The Browne v Dunn issue is addressed

  1. As soon as the applicant’s evidence concluded the jury retired and the judge began hearing submissions about the fact that nothing had been put to either of the daughters about playing or doing ‘burpees’.  The prosecutor submitted that ‘the most important issue in the case was never put to them’. 

  1. Counsel for the applicant maintained that there had been no breach of the rule in Browne v Dunn.  He referred extensively to the long passage in AA’s cross-examination which we quoted earlier and submitted that AA had conceded that she had not been able to see what was happening and that once she had done that it was unnecessary to put to her that her father had been doing burpees ‘because she has agreed to the proposition she didn’t see the licking of the vagina’.  He submitted that the evidence in the passage relied upon at the special hearing ‘obviates’ what she had said in the VARE.  He submitted as to the issue of ‘burpees’:

It’s not relevant if she concedes that she didn’t see the licking of the vagina.  As soon as she concedes that, her evidence is finished.  She has conceded the issue.  Why would I cross-examine her further?  She has agreed with our propositions.  There’s nothing to put to her.

  1. Counsel for the applicant referred the judge to the fact that material in the depositions indicated that the applicant had maintained to his mother in August 2015 that he had been giving his daughter ‘raspberries on her tummy’.  He suggested that an ‘agreed statement of facts’ could be put to the jury so as to preclude any suggestion of recent invention. 

  1. The prosecutor made it plain that he would not be suggesting recent invention.

  1. The prosecutor’s submission was that the judge ought to direct the jury that the relevant questions had not been asked because ‘they wouldn’t have advanced the defence case’.  The judge referred the prosecutor to the decision in R v Morrow.[3]  The judge said that a direction could be made to the effect that the weight of the applicant’s evidence is reduced because of the failure to put the key matter to the complainant and her older sister.  The prosecutor persisted in seeking a direction to the effect that the question was not asked because it would not have advanced the defence case.  The prosecutor submitted that it was not simply a matter of weight, it was a matter of credibility as well.  After making enquiries, the prosecutor told the court he could not recall the daughters because AA was suffering significant psychological disturbance.  The trial judge said that a direction such as that sought by the prosecutor would not be appropriate in circumstances where the witnesses could not be recalled.

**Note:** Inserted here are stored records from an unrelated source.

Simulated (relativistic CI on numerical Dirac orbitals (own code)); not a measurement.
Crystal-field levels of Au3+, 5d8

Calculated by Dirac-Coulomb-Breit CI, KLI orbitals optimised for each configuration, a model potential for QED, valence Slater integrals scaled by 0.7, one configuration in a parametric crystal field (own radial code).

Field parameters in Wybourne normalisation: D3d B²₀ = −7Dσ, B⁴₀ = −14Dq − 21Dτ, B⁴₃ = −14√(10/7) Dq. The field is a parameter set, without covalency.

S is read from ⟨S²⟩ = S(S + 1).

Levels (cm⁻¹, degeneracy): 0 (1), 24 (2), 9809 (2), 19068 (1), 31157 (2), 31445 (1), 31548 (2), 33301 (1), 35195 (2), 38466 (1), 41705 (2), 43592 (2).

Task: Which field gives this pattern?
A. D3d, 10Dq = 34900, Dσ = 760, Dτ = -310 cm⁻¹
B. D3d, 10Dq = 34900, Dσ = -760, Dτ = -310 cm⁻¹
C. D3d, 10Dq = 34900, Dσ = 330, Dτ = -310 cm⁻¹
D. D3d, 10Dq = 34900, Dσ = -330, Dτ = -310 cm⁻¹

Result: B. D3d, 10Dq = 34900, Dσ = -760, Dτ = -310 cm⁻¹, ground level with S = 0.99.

    [3](2009) 26 VR 526 (‘Morrow’).

  1. Up to that point counsel for the applicant had not supported recalling the witnesses.  He had submitted that there was no point in recalling AB as it would be a ‘waste of time’ and had submitted that AA should also not be recalled because: ‘I can’t take it any further than I already have’.  In the context of the debate then transpiring, counsel for the applicant submitted that the obvious way to rectify the position was to recall the witnesses.  Counsel for the applicant continued to maintain that there had been no breach of the rule in Browne v Dunn.  When asked what his submission was if the ruling went against him on the question of whether he had breached the rule in Browne v Dunn, counsel for the applicant said there should be no direction given in circumstances where the witnesses ought to be recalled, and he observed that AA ‘perhaps is not available’ but that nothing had been heard concerning AB.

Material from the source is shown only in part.